Replace Cron with Clockwork

cron clockwork processes

Wed Jun 30 20:18:02 -0700 2010

If your app needs to poll a remote API once an hour, or send out an email report every evening, what tool do you reach for? Probably cron. Triggering events at a given wall clock time is what cron is for, but it works better at the system layer (e.g. rotating logs on a server) than at the app layer (e.g. sending out a daily report to your app’s users). I’ve described all the ways cron could be improved for app clock events in a previous post.

My wishlist for an app-focused cron replacement, described in that post, can be fulfilled by a little hackery with a few available Ruby libraries (rufus-scheduler and resque-scheduler). But both of these libraries have weaknesses; so I decided to write my own, following their example of the lockless, single-process scheduler pattern.

The result is Clockwork.

Using Clockwork

First, the syntax for scheduling events:

every 1.hour, 'apis.poll'
every 1.day,  'reports.email', :at => '00:00'

A time period and a job name are the only required parameters. Options may include an hour and minute to run for daily jobs.
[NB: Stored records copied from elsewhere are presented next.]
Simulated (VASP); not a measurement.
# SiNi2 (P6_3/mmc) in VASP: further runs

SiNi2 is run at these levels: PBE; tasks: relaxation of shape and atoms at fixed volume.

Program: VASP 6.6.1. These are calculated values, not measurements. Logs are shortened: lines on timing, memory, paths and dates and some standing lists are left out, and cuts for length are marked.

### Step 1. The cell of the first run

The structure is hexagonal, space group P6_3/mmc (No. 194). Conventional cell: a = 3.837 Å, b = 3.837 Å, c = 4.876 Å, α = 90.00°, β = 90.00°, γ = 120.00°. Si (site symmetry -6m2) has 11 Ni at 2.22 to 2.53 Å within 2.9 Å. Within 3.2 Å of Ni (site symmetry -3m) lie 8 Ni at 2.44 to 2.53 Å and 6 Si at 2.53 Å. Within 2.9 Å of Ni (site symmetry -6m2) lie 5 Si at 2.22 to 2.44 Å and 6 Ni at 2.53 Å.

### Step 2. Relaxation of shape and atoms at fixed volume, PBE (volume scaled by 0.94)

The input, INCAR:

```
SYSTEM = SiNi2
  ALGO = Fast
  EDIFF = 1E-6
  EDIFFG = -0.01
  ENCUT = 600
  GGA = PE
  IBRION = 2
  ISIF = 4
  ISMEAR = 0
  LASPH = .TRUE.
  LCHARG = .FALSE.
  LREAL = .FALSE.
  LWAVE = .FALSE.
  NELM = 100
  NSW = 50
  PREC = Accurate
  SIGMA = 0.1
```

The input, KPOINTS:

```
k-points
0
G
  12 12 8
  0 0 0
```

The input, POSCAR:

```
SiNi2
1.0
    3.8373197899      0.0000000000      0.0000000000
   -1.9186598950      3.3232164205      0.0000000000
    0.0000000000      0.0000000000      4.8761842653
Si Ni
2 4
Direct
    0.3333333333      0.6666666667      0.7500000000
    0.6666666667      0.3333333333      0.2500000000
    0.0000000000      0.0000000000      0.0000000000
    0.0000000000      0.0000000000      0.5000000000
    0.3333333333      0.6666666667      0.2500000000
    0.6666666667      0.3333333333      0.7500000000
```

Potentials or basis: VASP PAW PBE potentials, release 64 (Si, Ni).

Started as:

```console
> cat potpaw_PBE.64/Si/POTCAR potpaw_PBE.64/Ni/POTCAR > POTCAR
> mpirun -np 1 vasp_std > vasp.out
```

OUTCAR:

The job name is passed to your queueing system to enqueue a job, to be worked in one of your background job workers. (An important part of the lockless scheduler process pattern is that it never does any work itself, only queues up jobs for the workers to handle.) In order to make Clockwork queueing system-agnostic, the second bit of code you need is a small handler block that declares how to enqueue a job.

For example, if you’re using my favorite combo, Beantstalk+Stalker, your handler block will look like this:

require 'stalker'
handler { |job| Stalker.enqueue(job) }

Put these two segments together into a file named clock.rb:

require 'stalker'
handler { |job| Stalker.enqueue(job) }

every 1.hour, 'apis.poll'
every 1.day,  'reports.email', :at => '00:00'

Running the Clock Process

To run, install the clockwork gem (gem install clockwork, or specify it in your Gemfile), and then run with the clockwork binary:

$ clockwork clock.rb
[2010-06-28 11:27:42 -0700] Starting clock for 2 events: [ apis.poll reports.email ]

Or with Bundler: bundle exec clockwork clock.rb

More details about the use and operation of Clockwork can be found in the readme.

A Sample Application

To illustrate what Clockwork would look like in a full application, I’ve written a sample app which fetches the Dow Jones index from Google Finance once every three minutes. The clock process enqueues the fetch job. The worker works the job, pulling down the index from the remote API, and storing the result in the database. The web app pulls from the database, showing the user all historic data points.

I wrote the same app with two web framework / database / queue combos, so pick the one that suits your style:

In both cases, the app has three processes: the web process (serving web requests to the user), the clock process (enqueuing jobs periodically), and the worker process (working the job to fetch data from the remote API and store it in the database).

I can’t overemphasize the importance of the clock process being separate from your worker process. The reason for this is that the clock is not horizontally scalable (and doesn’t need to be); but your worker processes are fully parallelizable. In a real app, you’d run two, four, ten, or a hundred workers. You will only ever have one clock. The clock process can and must stay lightweight, doing no more than queueing jobs when the appropriate wall clock time is reached.

Conclusion

Replacing a tried-and-true tool like cron is not something to be undertaken lightly. However, after years of dissatisfaction with cron as a tool for app-level scheduling, I truly believe it’s time to try something different. I’ve been using Clockwork in a number of my own personal and work apps, and I’ve been very pleased with the results so far. Give it a try and tell me what you think.